I think the important topic to discuss is about the merit of Apple's approach. To refresh, it has been observed that the display controller on M-series chips occupies a significant amount of space — the two display controllers on M1 die are similar in size to the P-CPU cluster.
Two? The die floorplan labeling in the first post is of the M1 Pro; not the M1. The Pro/Max have two, but are also substantively bigger dies. The M1 also has fewer Thunderbolt (TB) controllers. Can't really increase the TB controllers without increasing the Display controllers (and still try to hit TB4/TB3 certification requirements. ). Four TB soak up substantive die space also. But having them integrated saves a substantive amount of power.
Second, it two Display controller complexes are approximately as bing as one (of the two) P core clusters. Not bigger than the two P core clusters. if you round up just the P cores without L2, the DisExts are close to just the P cores. Throw in the P2 core L2 cache and it isn't that close if compare two to two. That was a bit of Apples to Oranges comparison. The Display cores with substantive framebuffer working space RAM and the P cores with registers and L1 cache. Yeah substantive RAM capacities takes up more space on the die.
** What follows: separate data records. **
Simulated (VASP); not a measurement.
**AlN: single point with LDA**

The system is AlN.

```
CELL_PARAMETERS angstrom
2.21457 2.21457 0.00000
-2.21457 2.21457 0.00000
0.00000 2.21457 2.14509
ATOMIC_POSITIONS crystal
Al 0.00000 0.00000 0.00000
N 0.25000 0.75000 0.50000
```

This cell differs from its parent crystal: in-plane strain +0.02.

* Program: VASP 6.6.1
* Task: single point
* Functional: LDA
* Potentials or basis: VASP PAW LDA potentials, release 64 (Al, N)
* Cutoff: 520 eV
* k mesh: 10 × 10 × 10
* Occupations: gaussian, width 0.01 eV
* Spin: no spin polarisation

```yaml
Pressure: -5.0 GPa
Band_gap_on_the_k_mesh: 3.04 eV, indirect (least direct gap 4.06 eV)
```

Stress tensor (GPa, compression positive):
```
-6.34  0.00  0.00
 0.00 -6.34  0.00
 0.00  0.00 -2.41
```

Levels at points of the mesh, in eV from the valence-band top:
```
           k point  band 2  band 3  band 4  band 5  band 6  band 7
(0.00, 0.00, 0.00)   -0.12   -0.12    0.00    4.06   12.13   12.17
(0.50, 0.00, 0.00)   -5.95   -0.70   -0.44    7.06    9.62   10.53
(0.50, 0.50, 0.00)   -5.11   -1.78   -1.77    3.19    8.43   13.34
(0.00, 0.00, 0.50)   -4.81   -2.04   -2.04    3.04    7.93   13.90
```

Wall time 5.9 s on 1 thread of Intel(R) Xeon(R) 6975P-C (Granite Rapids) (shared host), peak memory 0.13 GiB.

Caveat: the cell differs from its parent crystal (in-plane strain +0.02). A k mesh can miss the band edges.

The cache replacement policy for the Display Controllers is going to be largely different from the GPUs and CPUs (and NPUs). So there are several upsides to given it is own working space if that would partially trash the shared L3 case of the CPU and GPU (both line replacements policy mismatches and bus congestion to/from the L3 ) ... those could have to take a performance hit. ( similar coupled resourced issues when the Display controller runs hotter and there is thermal bleed over into the other function units. More P cores that run into a thermal limit is helpful how on general workloads? )
One of the issues Apple is juggling here is there they are more than a few relatively 'hungry' bandwidth consumers sharing the same stuff. GPU want lots. CPU when fired up on high multiple threads want lots. Video decoders are shipping lots of output around on the internal bus. NPU are bursting on computations. The display controllers have higher latency tolerances to meet service level requirements, etc. They all have to share and also not share as appropriate.
This of course explains the lack of additional display support — die space cones at high cost after all. And these display controllers are truly high-end devices capable of very efficient operation due to their own large RAM buffers as well as 6K resolution support.
It is also likely the DispEXT allocation is also coupled to the TB controller allocation. So where the TB port count is low then the display count is going to go lower in lock step.
Folks get caught up in the P core counts. If Apple is trying to build a System on a Chip then need to have more than maximum P core count. If there is primarily just P cores on the die, then it isn't much of a 'System' ( well rounded , completed package).
Still, one can argue whether it's a good use of die space. Is an ultra-efficient display controller really necessary with external displays for example. Maybe it would make sense to have asymmetric display controllers — a "fancy" large one for the internal display (for excellent battery life) and multiple smaller ones for the external displays. These smaller controllers could for example use smaller internal memory buffers and operate less efficiently, but one could fit more of them on the same die.
I/O off the chip is where they are going to take lumps on power. That is one reason why Apple is using PCI-e v4 more so to reduce the number of pins out from the SoC than the generally increase bandwidth off the chip. ( x4 PCI-e v4 == x8 PCI-e v3 as opposed to trying to tag larger overall bandwidth off the SoC than the Intel packages replacing. They aren't. ]
I suspect the single Internal display ( that gets no where near 6K ) is the problematical power and bandwidth consumer problem here.
And that if want to have "world's fastest" iGPU then some of the other internal function units have to get some compensation for the "bandwidth hog" that GPU is going to present. ( GPUs get the bulk of the transistor budget but going to get some die grow because other units need room also just to share with that "problem child" .)